Then, at the age of 17, Bacot fell pregnant with Polette’s child and the family quickly fell apart.

Bacot says her mother kicked her out of the house, forcing her to go and live with Polette because she did not know where else to go.

She said Polette began physically and mentally abusing her shortly after their first child – a boy – was born.

‘The first time it was because he thought I hadn’t put the baby’s toys away properly,’ she said.  ‘But very quickly it became commonplace. 

‘If the coffee took too long to arrive, if it was too hot or too cold, he would get angry. 

‘Everything became a pretext for blows. You live with the idea that you deserve it because you are not doing things right.’

She said Polette controlled every aspect of her behaviour, forbidding her to go out except to shop or take the children to school, and would check her receipts when she got home to make sure she wasn’t lying.

When he was unable to keep an eye on her, he would get others in the village where they lived to do it for him, she claims.

He chose her hairstyle, her clothes, and the names for their children – which eventually totalled four.  

Bacot says she wanted to take contraceptive pills or get abortions so she would stop falling pregnant, but was forbidden from going to the doctor.

The pair married in 2008, but that did little to end the abuse, Bacot says. 

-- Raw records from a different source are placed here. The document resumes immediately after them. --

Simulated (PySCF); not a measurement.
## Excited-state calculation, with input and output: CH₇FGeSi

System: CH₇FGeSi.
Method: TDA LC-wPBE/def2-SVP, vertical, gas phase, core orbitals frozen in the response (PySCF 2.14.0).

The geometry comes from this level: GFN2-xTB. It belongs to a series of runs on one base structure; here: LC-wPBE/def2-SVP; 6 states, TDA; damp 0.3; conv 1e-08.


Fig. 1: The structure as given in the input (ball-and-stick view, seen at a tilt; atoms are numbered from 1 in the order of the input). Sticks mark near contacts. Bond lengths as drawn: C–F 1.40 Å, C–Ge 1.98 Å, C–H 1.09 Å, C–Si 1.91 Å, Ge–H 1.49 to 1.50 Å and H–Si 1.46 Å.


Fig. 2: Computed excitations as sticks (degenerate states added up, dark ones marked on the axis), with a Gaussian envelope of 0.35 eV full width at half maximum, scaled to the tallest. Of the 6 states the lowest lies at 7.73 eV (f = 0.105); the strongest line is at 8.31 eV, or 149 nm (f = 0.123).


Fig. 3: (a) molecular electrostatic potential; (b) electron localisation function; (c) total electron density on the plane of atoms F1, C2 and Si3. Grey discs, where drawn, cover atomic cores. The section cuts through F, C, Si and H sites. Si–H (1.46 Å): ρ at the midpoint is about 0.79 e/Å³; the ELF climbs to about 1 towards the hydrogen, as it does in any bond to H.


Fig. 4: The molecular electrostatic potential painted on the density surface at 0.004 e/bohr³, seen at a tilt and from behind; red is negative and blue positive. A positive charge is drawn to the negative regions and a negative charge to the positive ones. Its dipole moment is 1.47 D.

Polette began using weapons in his assaults – at one point knocking her out with a hammer over the Christmas holidays, and routinely threatened her with a gun.  

He also began prostituting her out to other truck drivers. 

Operating out of the back of a Peugeot people-carrier under the name of Adeline, Bacot says Polette watched the acts and dictated her movements via an earpiece.

But, so as to leave clients in no doubt about who she ‘belonged’ to, he had his initials tattooed near her genitals.

‘He wanted to mark his territory, show others that I belonged to him,’ she added. 

Bacot says her children contacted police twice on her behalf but were brushed off, with officers telling them that their mother needed to come to the station herself. 

Things came to a head in 2016 as Polette routinely questioned Bacot’s 14-year-old daughter about her sexuality – leading her to fear that he would start prostituting the teenager out as well.

Then, on March 13, came a visit from a violent client. Bacot said she refused to carry out a certain sex act for him, so he forced her into it – leaving her bleeding.

Afterwards, she claims Polette criticised her, telling her the man would refuse to come back and that she would have to make up for it.

Journalists wait outside the courtroom in Chalon-sur-Saone, France, where Bacot is standing trial for Polette’s murder

Having tried to drug Polette using sleeping pills crushed into his coffee, Bacot then went for a revolver that she knew her husband kept between the seats in the back of the car.

While he was sitting in the front seat, she drew the handgun and fired it once through the back of his neck, killing him instantly. 

Bacot then buried the body in a forest with the help of her two eldest sons and her daughter’s boyfriend, who she says offered to help so police wouldn’t take her away.

But in 2017, cops were alerted to the killing after the boyfriend confessed to his own mother – prompting her to call gendarmes.  

They arrested Bacot who subsequently confessed to the killing, but was released on bail one year later pending trial. 

Bacot’s sons and the daughter’s boyfriend were subsequently jailed for six months each for concealment of a corpse for the part they played in the cover-up.

Bacot now faces life in jail for murder. Her lawyers want the sentence reduced to 10 years in jail due to the abuse she suffered.

She made no comment as she arrived at the courthouse Monday, appearing intimidated by the crowd of reporters awaiting her.

Her lawyers said ahead of the trial that ‘the extreme violence that she suffered for 25 years and the fear that her daughter would be next’ pushed her to kill Polette.

The same lawyers, Janine Bonaggiunta and Nathalie Tomasini, had already defended Jacqueline Sauvage, a French woman who was sentenced to 10 years in prison for killing her abusive husband but won a presidential pardon in 2016 after becoming a symbol for the fight against violence directed at women.

‘These women who are victims of violence have no protection. The judiciary is still too slow, not reactive enough and too lenient towards the perpetrators who can continue to exercise their violent power,’ Bonaggiunta told AFP.

‘This is precisely what can push a desperate woman to kill in order to survive,’ she said.

Bacot was ‘certain that she needed to commit this act to protect her children’, a court evaluation found.

More than 500,000 people have signed a petition demanding that Bacot, who risks life in prison for murder, be cleared of the charge.